Mortgage Applications More Than Doubled After Fed Bailout


Last week we mentioned early signs that the new Fed bailout scheme, to buy up to $600 billion in MBS was actually working a little. Mortgage rates did drop immediately, prompting anecdotal evidence of a rush to refinance. Now the Mortgage Bankers Assocation has the numbers:

The Mortgage Bankers Association (MBA) today released its Weekly Mortgage Applications Survey for the week ending November 28, 2008, which was a shortened week due to the Thanksgiving holiday.   The Market Composite Index, a measure of mortgage loan application volume, was 857.7, an increase of 112.1 per cent on a seasonally adjusted basis from 404.4 one week earlier.  On an unadjusted basis, the Index increased 51.4 per cent compared with the previous week and was down 21.9 per cent compared with the same week one year earlier.

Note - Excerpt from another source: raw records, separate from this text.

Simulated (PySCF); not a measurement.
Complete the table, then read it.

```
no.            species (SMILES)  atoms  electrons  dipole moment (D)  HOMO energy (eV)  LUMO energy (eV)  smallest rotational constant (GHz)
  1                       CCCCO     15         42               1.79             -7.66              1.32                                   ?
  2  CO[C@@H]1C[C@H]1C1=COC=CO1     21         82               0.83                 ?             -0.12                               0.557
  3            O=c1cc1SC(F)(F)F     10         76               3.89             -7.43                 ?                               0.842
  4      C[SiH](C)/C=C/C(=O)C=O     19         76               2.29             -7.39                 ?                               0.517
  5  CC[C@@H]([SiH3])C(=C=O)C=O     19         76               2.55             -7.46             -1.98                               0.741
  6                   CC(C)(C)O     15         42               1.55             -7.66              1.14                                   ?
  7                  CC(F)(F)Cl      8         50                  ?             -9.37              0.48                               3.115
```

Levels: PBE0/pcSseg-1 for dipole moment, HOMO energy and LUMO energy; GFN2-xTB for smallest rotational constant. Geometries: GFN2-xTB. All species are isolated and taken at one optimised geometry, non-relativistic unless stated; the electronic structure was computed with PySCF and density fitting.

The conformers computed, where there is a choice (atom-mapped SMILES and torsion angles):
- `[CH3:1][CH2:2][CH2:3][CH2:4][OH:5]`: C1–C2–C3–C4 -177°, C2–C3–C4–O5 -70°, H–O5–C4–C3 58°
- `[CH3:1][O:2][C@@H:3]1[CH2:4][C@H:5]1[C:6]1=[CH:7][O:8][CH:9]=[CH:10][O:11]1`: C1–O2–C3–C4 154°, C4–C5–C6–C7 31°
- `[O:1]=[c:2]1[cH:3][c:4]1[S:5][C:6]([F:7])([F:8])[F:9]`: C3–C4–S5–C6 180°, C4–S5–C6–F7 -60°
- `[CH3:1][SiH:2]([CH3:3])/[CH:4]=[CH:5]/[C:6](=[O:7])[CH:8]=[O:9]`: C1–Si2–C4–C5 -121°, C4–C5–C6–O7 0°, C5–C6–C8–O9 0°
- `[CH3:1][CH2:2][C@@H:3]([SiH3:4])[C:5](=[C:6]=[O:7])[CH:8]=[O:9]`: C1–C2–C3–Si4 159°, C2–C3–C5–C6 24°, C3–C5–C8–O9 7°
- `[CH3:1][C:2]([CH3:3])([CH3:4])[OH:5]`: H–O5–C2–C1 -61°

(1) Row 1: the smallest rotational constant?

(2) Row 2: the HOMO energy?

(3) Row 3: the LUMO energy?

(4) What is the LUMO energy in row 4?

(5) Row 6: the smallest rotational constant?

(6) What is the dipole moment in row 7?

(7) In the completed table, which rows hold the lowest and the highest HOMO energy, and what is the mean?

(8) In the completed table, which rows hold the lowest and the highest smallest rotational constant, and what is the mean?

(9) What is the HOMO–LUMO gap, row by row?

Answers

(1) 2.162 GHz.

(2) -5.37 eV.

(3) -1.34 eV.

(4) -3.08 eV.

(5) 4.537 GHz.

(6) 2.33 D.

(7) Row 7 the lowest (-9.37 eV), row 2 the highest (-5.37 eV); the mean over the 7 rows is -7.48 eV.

“Many borrowers missed an opportunity to take advantage when rates dropped sharply for a brief period when the GSEs were placed under conservatorship,” said Orawin Velz, Associate Vice President of Economic Forecasting. “When rates plummeted following the Fed’s announcement that it would buy GSE debt and MBS, many of those on the sidelines decided to quickly jump in and take advantage of lower rates before they began to rebound.”

The Refinance Index increased 203.3 per cent to 3802.8 from the previous week and the seasonally adjusted Purchase Index increased 38.0 per cent to 361.1 from one week earlier.  The Conventional Purchase Index increased 37.4 per cent while the Government Purchase Index (largely FHA) increased 39.2 per cent. All results include an adjustment to account for the Thanksgiving holiday.

So what does this mean: Well for one thing, there’s a little bit of bubble mentality left if homeowners who regret missing out the last time feel compelled to rush out this time, though it’s completely rational to refi if there’s clearly a chance to save money. This alone won’t reflate the housing market, but at the margins, lower payments means more money for other stuff (like credit card payments and student loan payments) as well as a lower likelihood of default.